Monday, 14 March 2016

It is not all about achievements!

I suspect many of us humans muse away many hours each week, and many weeks each year and then many years of our lives thinking, hoping, worrying about what we will become!

What's wrong with this?  Plenty!

It takes us away from a focus on how we want to live! We get so caught up in what we will do, achieve and "be" that we don't live now, today, here and in the present. This is so different in approach from our horses' way of life, one lacking in any need to plan or aspire - just  live!

We can all get caught up in the rat race of achieving, especially when we take on a sport such as riding. I hear people talk about my horses in the context of what they could achieve or should have achieved!

As an example,  Solar Sue has spent her life playing polo.  She was a high goal playing pony ie. damned good and with the softest of mouths!  When I retired her and began a little local dressage competing, I would hear people say 'she has lovely movement what a waste she spent her career in polo'.  What a judgement!


Solar Sue's Dressage outings in the New Forest

Then there is Grace - a stunning, 17.1 hh (ish) warmblood, bred by the Dutch Vet to the Dutch Dressage team, specifically for a dressage career.  Then I rocked up, met her, bought her and her promising dressage career, with BD points already in the bag by 6 years of age, came to a grinding halt!

Grace grazing, living out 24 x 7

Has Solar 'wasted' her life? Has Grace failed to reach her potential? 

I have wrestled many times with these thoughts.  Then a little voice in my head reminds me that "they are horses - do you really think they have career plans, career goals and career aspirations?"  Put like that it does sound somewhat crazy to humanise our own 'achievement obsession' onto our horses!

In the case of Grace and Solar, I believe from my own observations that they live for today, in the moment, very much focused on now.  This shows up in the way they express their individual needs for food, space, to be scratched, NOT to be ridden, in no mood for change etc.


Grace enjoying space even from her best field buddy




Spiritual gurus say that enlightenment is not an achievement, it's more like a 'homecoming'.  
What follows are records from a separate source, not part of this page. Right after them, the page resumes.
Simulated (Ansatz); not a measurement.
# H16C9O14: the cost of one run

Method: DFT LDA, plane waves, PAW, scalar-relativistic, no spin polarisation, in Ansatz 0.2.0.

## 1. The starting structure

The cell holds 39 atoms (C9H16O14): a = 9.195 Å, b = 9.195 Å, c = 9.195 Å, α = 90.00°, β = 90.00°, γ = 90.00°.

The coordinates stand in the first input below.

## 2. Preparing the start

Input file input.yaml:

I have come to think that one of the big attractions for humans withhorses is in being around this very purity that they offer by being in the "now" and being true to their nature, and needs.  Such purity is comforting.  It is honest and welcoming.  It may seem to some like a form of enlightenment.  

Can we humans achieve enlightenment?  How would  this sense of  "homecoming" feel to us?

It must be similar to being "comfortable in your skin".  It must be based in knowing yourself and being accepting of yourself and your situation, moment by moment, such that there is no need to strive for anything else or betyer - beyond the current moment. 

When we think of striving and achieving I look at a horse and I see their main achievement staring us right in our face!  They stand with their heads down.  They walk and graze and sleep with their heads down. They are 'downward looking' beings.   In contrast we 'busy bee' humans tend to look up; we are 'heavenward looking'.  We walk aggressively, we de-value our planet  - after all heaven isn't here it is up there and up there is where we aspire to end our days!

Striving ruins our ability to see what we have today!

I may be stretching things a little here but I fundamentally believe that we have so much to learn about how to be our fullest self, from watching our horses and their nature.

The spirit of the horse is without agenda, ego, aspiration or grudges.  Only in the hands of humans do we see a horse's spirit and fullest self shut down, become aggressive, or fearful.  Equally, it is under our influence that we see them adorned with rosettes and bling and glitz of success!  Bottom line however is that if left to their own devices the horse remains true to his spirit and instinct regardless of achievements which no doubt wouldn't feature in their 'daily to do list'!

Solar Sue and her filly foal in 2002
What if we too could be left to our own devices?  Free to find our true spirit and instinct?  We would be free from gender, culture and age related expectations and obligations.  Could our role as working, married, child raising adults be filled with joy and simplicity instead of strife and complexity?  One thing is for sure -  currently we get so lost in looking upwards, so caught up in thinking about our future that many of us miss out on today! Our horses do not!

Horses remain focused on today - I don't care how talented they are, or what discipline they are trained to perform in.  The nature of the horse is not by instinct - achievement bound.  That is our domain. 



Fortunately we can change.  I am changing.  Slowly.  Our horses change and adapt to oblige us with our whims and goals, so it is foolish and rude, to think we don't need to do a little adapting along the way too.

For me, the biggest change in myself in the last 2 years has been the sudden loss of Goals and ambition.  Maybe it is age or energy related?  I don't think so.  Career and life goals simply feel less relevant and a bit silly! Oops ...  now I am wondering if that's how we make our horses feel?

Another topic for another day!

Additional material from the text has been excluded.